SLIPPERY ROCK, Pa. - Christopher Becker, a Slippery Rock University accounting major from Mars, Pa., said he sees China as a land of opportunity. And he wants a first-hand look. Becker leaves Aug. 16 for a study-abroad program at Shanghai International Studies University, where he will immerse himself in language studies and experience many firsts.
Becker said he prepared for his two semesters in China by enrolling in SRU's Asia Studies Program, which included three Chinese language classes.
|"I am really excited to go, especially to see some of the popular sites around China and make some new friends at the school," he said. "Being responsible for myself and not really having any other people there that I know will teach me how to live on my own. The prospect of my mom not doing my laundry and cooking my meals is scary, though." |
Aside from individual benefits, there is a larger economic imperative for spending a year on the other side of the world. China, with 1 billion people, has become an economic powerhouse, and Becker said he aspires to a career in international relations or business.
"China is obviously a growing part of the world economically," he said. "The experience will present even more opportunities for me when I graduate. Any advantage I can gain would be good."
Shanghai International Studies University is a comprehensive institution that specializes in foreign language education. It has 6,000 undergraduates, 1,400 graduate students and 1,200 international students. Founded in 1949 as Shanghai Russian College, it became Shanghai International Studies University in 1994. The school employs 500 faculty.
Becker said many aspects of the college experience that Americans take for granted wouldn't be revealed until he arrives at the university. He knows he will be assigned an international roommate but won't meet him or receive information about where he is from until he gets there. He has not been briefed on curfews, travel privileges or even how the school handles daily meals.
"I'm not sure about meals of as right now," he said with a laugh.

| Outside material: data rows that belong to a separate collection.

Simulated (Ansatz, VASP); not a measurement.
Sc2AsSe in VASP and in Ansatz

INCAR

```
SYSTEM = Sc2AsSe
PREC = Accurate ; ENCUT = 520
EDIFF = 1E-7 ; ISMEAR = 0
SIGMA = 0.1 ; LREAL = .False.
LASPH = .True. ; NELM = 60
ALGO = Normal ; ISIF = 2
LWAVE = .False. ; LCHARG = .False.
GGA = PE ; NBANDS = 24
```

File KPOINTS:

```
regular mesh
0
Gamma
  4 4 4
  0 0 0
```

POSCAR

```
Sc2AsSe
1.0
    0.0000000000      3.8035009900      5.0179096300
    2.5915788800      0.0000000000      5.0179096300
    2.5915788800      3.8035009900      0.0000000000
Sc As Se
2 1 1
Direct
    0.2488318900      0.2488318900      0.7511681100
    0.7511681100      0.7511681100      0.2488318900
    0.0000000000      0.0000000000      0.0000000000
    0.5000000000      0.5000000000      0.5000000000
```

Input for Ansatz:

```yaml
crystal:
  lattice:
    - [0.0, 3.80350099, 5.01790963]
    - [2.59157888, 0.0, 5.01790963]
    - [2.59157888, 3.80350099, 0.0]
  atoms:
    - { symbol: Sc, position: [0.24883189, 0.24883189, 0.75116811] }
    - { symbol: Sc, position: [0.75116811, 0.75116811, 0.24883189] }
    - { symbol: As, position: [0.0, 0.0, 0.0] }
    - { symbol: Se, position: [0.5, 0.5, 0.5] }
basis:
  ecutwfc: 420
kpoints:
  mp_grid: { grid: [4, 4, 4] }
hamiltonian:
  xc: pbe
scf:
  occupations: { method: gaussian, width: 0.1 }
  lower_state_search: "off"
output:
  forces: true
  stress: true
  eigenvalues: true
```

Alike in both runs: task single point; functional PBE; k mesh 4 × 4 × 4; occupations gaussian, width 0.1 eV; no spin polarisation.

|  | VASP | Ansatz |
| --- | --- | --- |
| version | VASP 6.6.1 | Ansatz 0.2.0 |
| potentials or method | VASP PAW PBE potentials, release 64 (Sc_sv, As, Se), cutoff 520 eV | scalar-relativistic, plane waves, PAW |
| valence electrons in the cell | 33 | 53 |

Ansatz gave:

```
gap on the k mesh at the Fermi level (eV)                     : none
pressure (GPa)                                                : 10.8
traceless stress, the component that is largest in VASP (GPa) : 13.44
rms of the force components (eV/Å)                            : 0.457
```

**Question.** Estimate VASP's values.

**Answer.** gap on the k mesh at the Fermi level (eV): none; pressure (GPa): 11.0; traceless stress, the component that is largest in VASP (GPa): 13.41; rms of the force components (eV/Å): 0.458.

Classes begin Sept. 1. He said Chinese professors would teach the classes. They will use some English for translation but will instruct primarily in Chinese. "I expect it to be difficult at first, but I am still interested in the language. I can understand and write Chinese a little, so we'll see how far I can go with it."
Becker said the year abroad came about in part because he likes traveling and experiencing different cultures. His mother is from Germany, so he has been to Europe many times. "I believe that living in China for 11 months is the best way to speak the language fluently," he said. "My sister, who's in high school, had taken a similar trip before me and when my teacher talked about the opportunity in class, I knew I wanted to do it too."
Becker will be mostly in the school's language program but will receive a few credits that count toward his Asian studies minor at SRU.
"I am nervous about leaving behind some of my friends here at Slippery Rock University, as well as my family," he said. "I'm going to be a senior, so many of my friends will graduate before I get back. I still have another year left after China. With my family, it's never good missing stuff like holidays and birthdays, but they're happy I am going."
Becker said he really doesn't know what to expect from such a dramatically different environment, but he is excited to absorb as much of it as possible. "I like learning about different cultures and what different people are like," he said, "so I know there were a lot of 'firsts.' Hopefully, after a month or so, I will be used to their way of life."
Becker said he plans to visit The Great Wall and hopes to see Beijing. China became a Communist country in 1949 and was closed to the West until the 1970s, so Becker said he is unsure what to expect regarding government regulations.
"I am interested to see how strict there really are and how the police interact with you," Becker said.
Becker credited SRU's Asian Studies Program for helping him to realize the cultural and economic significance of Asia. The program offers classes in Chinese, Japanese or Korean as well as classes in Asian religion, film, military traditions, politics and culture.
" I have to thank Slippery Rock University for this because they made it possible in many ways," Becker said. "First, they encouraged me to take this trip, and taught me what's available for students like myself. They helped fund my plane ticket, which was fairly expensive. They also have scholarships available for people who are studying abroad. I couldn't be more pleased with Slippery Rock's study abroad program."